So, I am working on total investigation how it has got like this. She will contact the law society for irregular play. It seems to me the two solicitors involved seems to be in caahoots to hope my dad die, so 50% of him will come into it. But he is still alive, muggings.
Masonic cretins!
Yes friend, the press in our land, as many mad institutions we suffer with, are in a world of their own.
You’re not Phil by the way, but I could be wrong, as in this interesting online place?
http://www.welshcoalmines.co.uk/forum/
Most probably not, just a chance guess. : )
Ed B will go far.
A B will go far.
Well, I don’t know about the rest of you, but I am ready for the Obama vee Mitt boxing match from Denver, CO, US, 2am our time, ding-ding round one then. Can’t wait.
By the way everyone, if you are wondering how to put spaces in your posts, edit it immediatley after posting, after clicking show comment, and shove them in, and save.
HTH, FYI, and all that internet innerspace age stuff. : )
Cheers for the reply Dave Simons, and agree with all what you say, except the welsh part – I have tried but given up on being not that, I am a hopeless case there, I am too far gone, terminal. : )
And anyway, Jesus Christ was a capricorn and a goat – claim to fame for us, ey?
Think Obama is holding his punches, just you wait for the last round. Think Mitt’s corner are getting over-confident already. ha-ha!
Hi Ehtch – no, not Phil – I’m a proud red rugby fan from South Yorkshire. Unfortunately, there are very few rugby union fans in this area which is why I chose my moniker so I could stand out a little. Red – well, that’s because I’m left of centre! Boring and obvious but there you are – that’s me!!!

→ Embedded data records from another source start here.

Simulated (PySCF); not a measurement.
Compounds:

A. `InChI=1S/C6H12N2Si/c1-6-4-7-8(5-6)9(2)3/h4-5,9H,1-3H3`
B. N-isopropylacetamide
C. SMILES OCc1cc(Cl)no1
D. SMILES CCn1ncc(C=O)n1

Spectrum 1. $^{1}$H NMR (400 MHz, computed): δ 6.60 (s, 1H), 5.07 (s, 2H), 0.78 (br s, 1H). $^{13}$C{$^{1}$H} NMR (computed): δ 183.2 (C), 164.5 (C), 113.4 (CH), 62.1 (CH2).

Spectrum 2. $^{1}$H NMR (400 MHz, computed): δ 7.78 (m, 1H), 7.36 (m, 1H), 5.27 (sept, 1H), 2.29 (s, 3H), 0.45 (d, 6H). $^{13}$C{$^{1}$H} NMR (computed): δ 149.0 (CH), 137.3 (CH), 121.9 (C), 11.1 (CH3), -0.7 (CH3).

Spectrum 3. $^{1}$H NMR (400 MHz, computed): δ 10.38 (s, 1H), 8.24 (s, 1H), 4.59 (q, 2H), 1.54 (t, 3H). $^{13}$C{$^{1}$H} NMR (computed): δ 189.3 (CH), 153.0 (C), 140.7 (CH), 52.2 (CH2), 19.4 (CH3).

Another possible scenario is that theTories will keep the screws tightened more than needs be until just before the next General, and then loosen up just in time. When the electorate salivates in Pavlovian style and they win another election, possibly with enough seats to be able to ditch their LibDem accomplices, then they’ll tighten the screws even further than they were tightened before the pre-election loosening up process. It’s the way their minds work – Tories love people! Well, people who are Tories, at least.
South Yorkshire? – tidy. My great grandmother was from south Yorkshire, from Harthill, between Sheffield and Worksop, not far from Rotherham, just inside Yorkshire from Nottinghamshire. Elizabeth Laking was her maiden name. Maybe you have bumped into some Lakings. Her nephew was a fella called George Laking who was a footie player for Middlesborough and Wolves, and she was big mates with the Chapman family and Herbert Chapman, the six times championship manager with Huddersfield and Arsenal in the 1920’s and 30’s. Brillliant football manager.
All the best to south Yorkshire, will have to come up there sometime again. And sorry for wild guessing that you were Phil. But it gave me an excuse to post that welsh coalmines historical link at least. Kiveton Park Colliery near Harthill my relatives used to work in. All the best.
Nice to know some of the family history and your background.
Obviously in this area there is tremendous empathy with the miners and I live very near to Orgreave (yes, the infamous Orgreave and saw the battles where the South Yorkshire police disgraced themselves and because of which, I suspect they thought they could act with impunity on other occasions).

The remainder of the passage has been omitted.